Education Czar ok with expanding charter failure

Currently Ohio has almost 100,000 students attending 339 charter schools, costing tax payers about $720 million a year. The Governors new budget seeks to significantly privatize public education further.

With so much at stake, there's currently a lot of lobbying going on, and lot of that lobbying is around this issue

In Ohio, a charter school must have a contract with one of 77 approved sponsors (also known as authorizers) who are responsible for overseeing academics and finances. Many are school districts or county educational service centers that sponsor only one or two charter schools, but a few are nonprofit organizations that sponsor dozens.

As introduced, Kasich's budget pins more responsibility on sponsors by forbidding them from adding schools if any of their current schools are in academic watch or academic emergency, the state's two lowest rankings.

Seems reasonable that we would want authorizers to only be sponsoring quality school programs. But there's a hitch, and it's a big one

That disqualifies just about everyone who's a sponsor now because almost all have at least one low-performing school, said Terry Ryan, who heads the Ohio offices of the conservative-leaning Thomas B. Fordham Institute. Its sister foundation sponsors seven charter schools in Ohio, one of which is in academic emergency.
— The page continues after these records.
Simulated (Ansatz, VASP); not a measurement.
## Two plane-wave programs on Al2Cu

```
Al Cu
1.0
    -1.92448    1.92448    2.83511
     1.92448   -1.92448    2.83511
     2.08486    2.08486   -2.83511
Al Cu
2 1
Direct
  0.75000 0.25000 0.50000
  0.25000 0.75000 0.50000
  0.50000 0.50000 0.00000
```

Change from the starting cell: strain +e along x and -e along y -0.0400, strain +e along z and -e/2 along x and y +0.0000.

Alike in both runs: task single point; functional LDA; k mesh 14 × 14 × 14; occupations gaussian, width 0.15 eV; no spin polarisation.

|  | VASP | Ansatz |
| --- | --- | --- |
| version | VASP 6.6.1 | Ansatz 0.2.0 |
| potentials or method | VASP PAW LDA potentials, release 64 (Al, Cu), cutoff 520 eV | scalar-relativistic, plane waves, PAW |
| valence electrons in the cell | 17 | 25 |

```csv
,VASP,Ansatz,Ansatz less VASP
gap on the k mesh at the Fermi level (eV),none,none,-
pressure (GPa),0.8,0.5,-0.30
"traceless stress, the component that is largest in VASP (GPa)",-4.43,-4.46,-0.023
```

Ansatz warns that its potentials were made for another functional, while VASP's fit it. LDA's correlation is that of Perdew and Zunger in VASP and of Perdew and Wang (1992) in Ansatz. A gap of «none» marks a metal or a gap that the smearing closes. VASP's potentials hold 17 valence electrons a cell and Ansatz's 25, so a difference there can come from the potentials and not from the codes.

One would think these organizations would want to spend some time fixing their current failing schools, but no, that's not what is being lobbied for in Columbus

Ryan would like to see that changed to allow, say, 20 percent of a sponsor's schools to be low-ranked. But he's quick to add, "We do not want to return to the days when 50, 60, 70 schools were being opened by people who did not have a solid track record. We're still seeing the repercussions from that."

20 percent! That's an awful lot of students being left behind. What does the Governor's education Czar think?

Sommers is amenable to a change.

Well of course he is. This massive expansion of charter schools has nothing to do with improving education quality. It's about the bottom line.